Sparse deep neural networks with structured sparsity

This is a detached source code of Caffe targeting on sparse deep neural networks with structured sparisty to speedup the evaluation of Deep Neural Networks (DNN).

Technical details are in our NIPS 2016 paper: Learning Structured Sparsity in Deep Neural Networks. Our SSL (Structured Sparsity Learning) method utilizes group Lasso regularization to dynamically learn a compact DNN structure (less filters, less channels,smaller filter shapes, less neurons and less layers), achieving speedups of convolutional layers in AlexNet by 3.1X in GPUs and 5.1X in CPUs, measured by the off-the-shelf GEMM in BLAS (e.g. MKL in CPUs and cuBLAS in nvidia GPUs). Alternatively, a variant of our method can improve accuracy of AlexNet by ~1%. Moreover, our results can also reduce the number of layers in Deep Residual Networks (ResNets) meanwhile improving its accuracy.

Poster is here. Slides are here.

Please also see our ICCV 2017 paper on lower-rank DNNs: Paper, Code.

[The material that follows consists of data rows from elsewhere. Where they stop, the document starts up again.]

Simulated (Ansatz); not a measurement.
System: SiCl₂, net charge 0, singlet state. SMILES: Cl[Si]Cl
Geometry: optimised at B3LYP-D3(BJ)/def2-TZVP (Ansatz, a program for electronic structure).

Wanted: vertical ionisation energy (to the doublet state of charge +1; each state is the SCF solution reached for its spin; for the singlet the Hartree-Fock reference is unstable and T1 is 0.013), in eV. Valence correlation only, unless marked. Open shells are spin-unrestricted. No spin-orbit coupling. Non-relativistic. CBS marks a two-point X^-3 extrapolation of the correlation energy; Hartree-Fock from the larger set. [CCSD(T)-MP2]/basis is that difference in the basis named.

And ICLR 2017 paper on sparse DNNs: Paper, Code

Motivation

Deep neural networks can be very sparse (>90%), after optimization by L1 regularization or connection pruning. The model size can be compressed using those sparsifying methods, however, the computation cannot be sped up because of the poor cache locality and jumping memory access pattern resulted from the random pattern of the sparsity.

The above figure shows the speedups are very limited (sometimes even slows down) althrough the sparsity can be as high as >90%. Our SSL method can train DNNs with structured sparsity, which results in very good locality and memory access pattern. For example, SSL can directly reduce the dimensions of weight matrixes in both convolutional layers and fully-connected layers.

Build

To build, please follow the standard process of building caffe. New configurations are added in Makefile and Makefile.config.example, but those features are Not modified for cmake. So cmake is NOT support currently.

Caffemodel and examples

Caffemodels of CaffeNet (a variant of AlexNet) learned by SSL are uploaded to Caffe Model Zoo. Note that the paper focuses on acceleration and those caffemodels are NOT compressed by removing zeros. Zeros are stored as nonzeros are. During testing, zeros are removed and compressed at the beginning by Layer::WeightAlign() of conv layer and fully-connected layer.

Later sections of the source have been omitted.